View Full Version : Phone Conversations/Phone Messages
Zcreative
01-17-2009, 06:18 PM
I have a question about the above. I was writing a short story for fun, and I tried to write in a phone conversation, but it was choppy and pretty much a big paragraph of dialogue. Is that okay? Or is that bad. If anyone knows the proper way to write these, it would be much appreciated.
Z ;)
ConnorMack
01-17-2009, 08:56 PM
Well what I do is write one or both people in italics, to signify that they are talking over a phone. Say for instead, the story is centered around Sally, the phone rings, and Sally picks up the phone, it might go something like this.
"Hello?" Asked Sally.
"Hello." Replied her friend.
"Oh hey!" Sally exclaimed joyfully. "How are you?"
"I'm good, and you?"
Does this make any sense? Or, if you're just writing a conversation between two people and not centering around just one person, you could just italicize the whole conversation.
"Hey."
"Hey. What's cracking?"
I hope these examples help you.
Noodleguy
01-17-2009, 09:08 PM
Hmmm, I think it very much depends on your own style and what you want to convey with the conversation.
Are the details of the conversation important? Then I would recommend keeping the whole thing. In an effort to break it up though, try and add additional text "in between the lines." Talk about what your character is doing while he talks on the phone. Is he twisting the phone cord? Oh, my bad, those haven't existed for years. Ahaha! Ummm, in that case, is he pacing while he talks on his wireless phone? Is he pulling his hair in frustration, straightening a crease in his jacket...and so on. Sometimes these can serve as a good way to break up dialogue. Also a good idea would be to include the character's thoughts (if your point of view is omniscient) as he talks. Write about why he says what he says. Is he frustrated? Happy? Sad? Bored? That sort of thing. The problem with this approach is that it solves your block of dialogue problem by...making it twice as long. At least it will be a much more varied and interesting block of dialogue though!
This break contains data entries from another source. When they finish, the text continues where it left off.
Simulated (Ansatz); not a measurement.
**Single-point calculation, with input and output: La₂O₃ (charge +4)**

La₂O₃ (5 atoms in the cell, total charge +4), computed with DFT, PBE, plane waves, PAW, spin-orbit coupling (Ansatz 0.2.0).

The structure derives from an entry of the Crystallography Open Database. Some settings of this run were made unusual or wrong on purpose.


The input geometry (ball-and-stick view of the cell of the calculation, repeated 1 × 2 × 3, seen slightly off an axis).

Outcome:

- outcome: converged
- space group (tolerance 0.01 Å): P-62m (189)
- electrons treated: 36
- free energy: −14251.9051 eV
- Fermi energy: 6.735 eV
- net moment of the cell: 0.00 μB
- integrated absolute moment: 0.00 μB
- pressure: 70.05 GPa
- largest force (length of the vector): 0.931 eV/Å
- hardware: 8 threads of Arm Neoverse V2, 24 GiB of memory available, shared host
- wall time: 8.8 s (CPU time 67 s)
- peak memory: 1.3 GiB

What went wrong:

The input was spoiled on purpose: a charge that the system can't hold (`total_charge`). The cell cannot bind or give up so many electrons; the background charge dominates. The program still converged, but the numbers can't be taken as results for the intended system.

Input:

On the other hand, sometimes it is a good idea to take exactly the opposite approach. If the details of the conversation aren't important, don't waste your reader's time. Say something talking about how the two "went through the basic formalities of introductions" or some such thing. Just skip over the "Hello? Hello! How are you? Good! Me too!" nonsense. Cut right to the meat of it! Just include the bare minimum necessary. That will once again solve your block of dialogue problem. The problem with this is that you are solving the Gordian Knot by cutting it in half, so to speak. Your passage might become too sparse of detail or realism to be enjoyable.
The best approach to phone conversations, I have always felt, is somewhere in between those two styles. Don't bother with the unnecessary back and forth of Hello Hello How are You that comes with phone conversations. Just include the necessary stuff, BUT (and this is a big BUT) make sure you DO include everything you need to. That can include stuff not necessary to the plot too. Sometimes a lot of characterization can be found in the few lines of dialogue that come over a phone...take that advantage and grab hold of it! Most of all, fit it to your writing style. Making the conversation flow with the rest of your story can be difficult, but I am sure you can do it. If you want (I’m such a dork for having done this before) grab your own phone and “play out” the conversation with yourself. ONLY DO THIS WHEN YOU ARE HOME ALONE! Otherwise everyone thinks you are crazy! Like my family! But it can be an *excellent* way of telling whether dialogue is realistic, haha.
Best of luck to you with your writing! :)
Cogito
01-18-2009, 10:02 AM
First, stay with your POV. If your POV character or virtual character will only hear one side of the conversation, then one side is all you write.
Then decide how much, if any, of the conversation is necessary to the story. Don't just quote phrases because it is what someone would actually say - as in any dialogue, it should have a purpose in futrthering the story, or it does not belong.
Assuming you've decided the dialogue is necessary. If your POV character hears both sides of the conversation, then treat it as ordinary dialogue, as if the other person is right there in the room. Don't muck around with italics or other typographic drivel. It's dialogue, pure and simple.
If you only hear one side of the conversation, each time the character you hear takes a turn in the conversation, it should ordinarily be a separate paragraph. The exception is a small number of very short phrases, seaparated by equally brief interruptions on the other end. Show the interruptions with em-dashes (in manuscript, use --):
Jack picked up the phone. "Hello -- yes, this is he -- no, can you call me back later?" He put down the receiver, and turned back to me.
"Sorry about that. Now, you said you think you are being stalked. What makes you suspect that?"
In a more substantive conversation, use beats to give the reader an indication of the length of pauses or the way the person on your end is reacting.
Elaine hesitated, then picked up the phone, amd listened for several seconds.
"Who is this? How did you get my number?" Her grip tightened on the receiver.
"How do you expect me to ..." She swallowed, and turned pale. Seconds passed, and she hung up the phone. Her hands were shaking.
Michael stood and took a step toward her. "What was that all about?"
Elaine looked away. "I'm sorry, but you really have to go now." She walked over to the door and opened it.
Zcreative
01-18-2009, 01:16 PM
Thank you everyone for your help, I feel enlightened :P. This really helps.
Z ;)
mammamaia
01-18-2009, 04:32 PM
pay attention to cog--he's right!
Zcreative
01-18-2009, 06:34 PM
I know, his was the shortest and seemed most like textbook format. All really helped though.